Field level metadata tagging:
- Capabilities to tag add and retrieve metadata or tags at field level for dataset schemas.
- The capability needs to be exposed to the data pipelines and plugins as well as enterable through the UI.
- It should be possible to add tags to the at field level both automated and manual way. Andreas: not quite clear what that means - automated/manual?
Example 1: Metadata based processing: Consider a CDAP data pipeline which reads the a user profile dataset. The A user profile dataset contains server several PII fields such as social security number, phone number of the user , etc. A stage in the data pipeline is responsible for the obfuscating the PII data. This stage looks at all the fields and if the a field is tagged as 'PII', it obfuscates it.
Example 2. Metadata based discovery: Data governance officer might want to get the list of PII fields in the user profile dataset present in the data lake. In this case he would like to get the fields social security number, phone number, and address as well.
Example 3. Metadata based discovery: A Data Scientist wants to use a user profile dataset. To comply with regulations, he wants to use a dataset where the phone numbers are anonymized. He searches for "profile phone:anonymized".

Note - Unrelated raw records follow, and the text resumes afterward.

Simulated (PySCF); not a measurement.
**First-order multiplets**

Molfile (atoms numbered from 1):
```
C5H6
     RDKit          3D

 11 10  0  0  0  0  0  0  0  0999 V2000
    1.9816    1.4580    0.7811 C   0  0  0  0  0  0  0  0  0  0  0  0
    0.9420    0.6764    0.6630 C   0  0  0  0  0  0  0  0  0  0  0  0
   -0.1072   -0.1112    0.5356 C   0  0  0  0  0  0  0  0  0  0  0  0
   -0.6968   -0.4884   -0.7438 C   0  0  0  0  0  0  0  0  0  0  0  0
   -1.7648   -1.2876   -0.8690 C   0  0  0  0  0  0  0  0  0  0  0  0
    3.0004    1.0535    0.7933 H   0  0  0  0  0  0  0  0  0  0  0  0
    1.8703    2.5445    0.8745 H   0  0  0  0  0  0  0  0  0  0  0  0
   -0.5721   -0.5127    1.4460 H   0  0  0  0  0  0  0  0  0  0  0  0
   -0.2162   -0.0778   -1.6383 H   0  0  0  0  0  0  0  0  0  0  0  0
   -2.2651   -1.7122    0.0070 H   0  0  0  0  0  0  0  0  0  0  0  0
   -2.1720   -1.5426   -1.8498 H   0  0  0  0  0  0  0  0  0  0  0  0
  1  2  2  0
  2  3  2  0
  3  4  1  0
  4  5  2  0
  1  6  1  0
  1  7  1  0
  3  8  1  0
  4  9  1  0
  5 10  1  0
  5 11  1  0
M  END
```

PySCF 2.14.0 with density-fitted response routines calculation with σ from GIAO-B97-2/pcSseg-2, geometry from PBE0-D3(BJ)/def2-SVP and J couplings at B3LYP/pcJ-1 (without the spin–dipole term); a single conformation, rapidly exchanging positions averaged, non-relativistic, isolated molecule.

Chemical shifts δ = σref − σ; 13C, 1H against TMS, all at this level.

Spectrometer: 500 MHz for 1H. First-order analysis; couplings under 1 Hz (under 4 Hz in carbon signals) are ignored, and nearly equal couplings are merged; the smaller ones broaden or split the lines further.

- Finer granularity (File/Partition/Table in a database) metadata:
- Capabilities to annotate the object level metadata. (we need to define what different types of objects are and also is it possible to specify the custom objects).
For example:- How is the directory on HDFS is created?
- Which files are responsible for creating this partition in a dataset
- Run id of the pipeline that creates a specific file in a dataset
- Checksum, umber of errors, and other operational meta data for a file in a dataset
- This helps answering the compliance related questions such as how the file got created. This also gives a traceability so that If the file is bad we know whats the origin of the file.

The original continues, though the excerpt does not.